Accession No
0903
Brief Description
compound microscope, side pillar type, 1800 (c)
Origin
Maker
Class
microscopes
Earliest Date
1800
Latest Date
1800
Inscription Date
Material
wood; glass; metal (brass)
Dimensions
height 455mm; depth 186mm; breadth 195mm
Special Collection
Robert Whipple collection
Provenance
Inscription
Description Notes
Soft wood box base with drawer; cylindrical pillar with plano/concave swinging double mirror through aperture in pillar; cruciform stage on mount with rack and pinion focus; optic body with cylindrical snout and screw fitting objective and field lens; brass draw tube screws to snout; slides into body tube with eye lens and screw fitting eye piece.

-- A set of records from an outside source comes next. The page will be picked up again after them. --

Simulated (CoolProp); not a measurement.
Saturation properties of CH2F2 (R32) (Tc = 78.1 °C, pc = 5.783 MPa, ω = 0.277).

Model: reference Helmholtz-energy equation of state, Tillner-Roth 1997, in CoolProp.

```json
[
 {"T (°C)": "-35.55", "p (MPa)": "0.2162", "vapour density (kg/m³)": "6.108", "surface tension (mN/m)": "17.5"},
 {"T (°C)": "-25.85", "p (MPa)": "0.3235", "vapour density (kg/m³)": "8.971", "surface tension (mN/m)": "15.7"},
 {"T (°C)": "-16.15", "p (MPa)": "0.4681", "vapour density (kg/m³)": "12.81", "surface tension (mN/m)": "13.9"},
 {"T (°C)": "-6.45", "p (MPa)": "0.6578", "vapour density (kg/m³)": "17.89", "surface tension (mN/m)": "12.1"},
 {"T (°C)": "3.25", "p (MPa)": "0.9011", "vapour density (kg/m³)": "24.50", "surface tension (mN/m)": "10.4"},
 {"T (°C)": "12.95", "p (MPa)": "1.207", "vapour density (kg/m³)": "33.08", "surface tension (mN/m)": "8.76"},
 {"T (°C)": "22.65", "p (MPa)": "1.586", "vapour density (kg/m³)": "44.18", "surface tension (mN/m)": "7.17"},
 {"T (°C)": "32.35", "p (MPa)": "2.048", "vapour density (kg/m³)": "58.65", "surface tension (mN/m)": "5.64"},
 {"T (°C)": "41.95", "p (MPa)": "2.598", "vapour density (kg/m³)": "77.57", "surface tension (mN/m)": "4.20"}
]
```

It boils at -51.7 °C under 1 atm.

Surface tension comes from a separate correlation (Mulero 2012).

Spring stage; 5 objectives ‘1-5’; brass talc box; 3 lieberkuhns; stage forceps; pin with wooden handle; glass ground; 4 object brass live slide box; cone; (2 parts of a live box not part of this instrument).
References
Events
Description
The compound microscope was developed during the 17th Century and was closely related to the refracting telescope. Its popularity increased after the publication of Robert Hooke’s (1635-1703) Micrographia in 1665. Micrographia contained detailed pictures, never before seen, of insects magnified using a compound microscope.
A compound microscope uses two or more lenses. The lenses are held at certain distances from each other and are mounted inside a rigid tube. The tube was usually made from pasteboard, ivory, or most commonly, brass. The basic compound microscope magnifies an image in two stages -
Stage one: Light from a mirror is reflected up through the specimen into a powerful objective lens.
Stage two: The image produced by the objective lens is magnified again by the eye lens, which works like a simple magnifying lens.
The first compound microscope consisted of a simple barrel which would have been held up to the light. Later developments ensured that the compound microscope had a stable base, usually a brass stand and a side pillar.
In the 17th Century, the compound microscope had some serious drawbacks which made it easier to use a simple microscope (which have only one lens) instead. The image produced by a compound microscope was often affected by two types of aberrations known as chromatic and spherical. These aberrations caused blurring to the image (spherical) and the edge of the specimen to colour (chromatic). Chromatic aberration was removed at the end of the 18th Century by Harmanus van Deijlan, an instrument maker in Amsterdam. In 1830, spherical aberration was overcome by Joseph Lister, who developed the achromatic lens. Achromatic lenses became widely used in microscopes in the 1850s and are still used today.